A Signed Distance Field is a mathematical construct where the distance to a closed surface is computed along a set of positions, with the sign of the distance used to indicate whether the position is inside or outside the surface. The positions are typically chosen to be on a regular grid and they work well in both 2D and 3D. They were made popular in computer graphics by this SIGGRAPH 2007 paper by Valve. If you haven’t already read it, it’s definitely worth a read!

In this post we’ll investigate using a simple 2D SDF to approximate a shape. It’s by no means the only use of SDF, but it’s one that’s easy to visualize and has practical use in computer graphics.

We’ll start with the surface shown below. It’s a closed surface so that we can tell whether a point is inside or outside its perimeter.

Next, we’ll overlay a regular grid over the surface. As you might expect, the size of the grid is important, the finer it is, the better the approximation will be.

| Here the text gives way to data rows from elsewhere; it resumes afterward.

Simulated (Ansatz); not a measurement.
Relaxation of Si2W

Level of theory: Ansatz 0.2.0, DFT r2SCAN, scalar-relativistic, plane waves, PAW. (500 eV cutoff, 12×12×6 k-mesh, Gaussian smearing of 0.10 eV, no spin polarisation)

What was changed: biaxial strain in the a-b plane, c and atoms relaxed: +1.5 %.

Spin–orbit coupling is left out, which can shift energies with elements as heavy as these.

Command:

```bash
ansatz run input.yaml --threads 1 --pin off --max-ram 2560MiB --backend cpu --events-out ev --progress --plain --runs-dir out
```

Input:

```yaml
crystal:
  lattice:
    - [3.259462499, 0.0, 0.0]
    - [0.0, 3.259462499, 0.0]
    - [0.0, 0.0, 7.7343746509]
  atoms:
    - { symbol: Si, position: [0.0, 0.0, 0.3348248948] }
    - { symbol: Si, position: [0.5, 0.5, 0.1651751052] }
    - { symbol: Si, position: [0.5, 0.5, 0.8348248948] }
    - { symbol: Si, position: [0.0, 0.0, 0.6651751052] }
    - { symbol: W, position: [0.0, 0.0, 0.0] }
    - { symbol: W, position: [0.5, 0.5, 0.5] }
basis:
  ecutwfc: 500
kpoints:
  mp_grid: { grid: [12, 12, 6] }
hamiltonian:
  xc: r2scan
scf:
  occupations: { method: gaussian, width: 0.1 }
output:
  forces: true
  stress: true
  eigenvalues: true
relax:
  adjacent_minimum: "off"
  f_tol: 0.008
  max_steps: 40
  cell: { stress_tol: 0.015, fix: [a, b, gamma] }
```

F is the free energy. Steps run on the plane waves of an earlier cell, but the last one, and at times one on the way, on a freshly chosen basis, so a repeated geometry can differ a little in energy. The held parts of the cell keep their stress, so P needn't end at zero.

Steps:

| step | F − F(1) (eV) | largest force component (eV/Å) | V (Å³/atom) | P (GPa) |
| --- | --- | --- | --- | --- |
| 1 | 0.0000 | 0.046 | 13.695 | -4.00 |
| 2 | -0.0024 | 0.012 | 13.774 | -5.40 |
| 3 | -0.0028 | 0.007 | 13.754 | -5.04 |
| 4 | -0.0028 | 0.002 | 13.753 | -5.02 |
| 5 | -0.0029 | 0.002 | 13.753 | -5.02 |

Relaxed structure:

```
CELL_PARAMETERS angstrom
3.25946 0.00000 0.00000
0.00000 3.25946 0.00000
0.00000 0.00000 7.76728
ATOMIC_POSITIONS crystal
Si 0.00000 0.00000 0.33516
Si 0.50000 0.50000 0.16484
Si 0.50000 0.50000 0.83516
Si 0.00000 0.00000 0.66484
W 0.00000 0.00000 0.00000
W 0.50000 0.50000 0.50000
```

For each grid cell, we can calculate the distance of the cell center to the nearest point of the surface. We’ll represent that with a circle. We’ll also indicate whether the cell center is inside the shape or not by coloring in the circle. Note that we only store one value per cell, calculated at its center, so while a cell may overlap the surface boundary, we only care about its center.

Go ahead and move the shape around (shift + mouse drag) to see how the cell distance values change.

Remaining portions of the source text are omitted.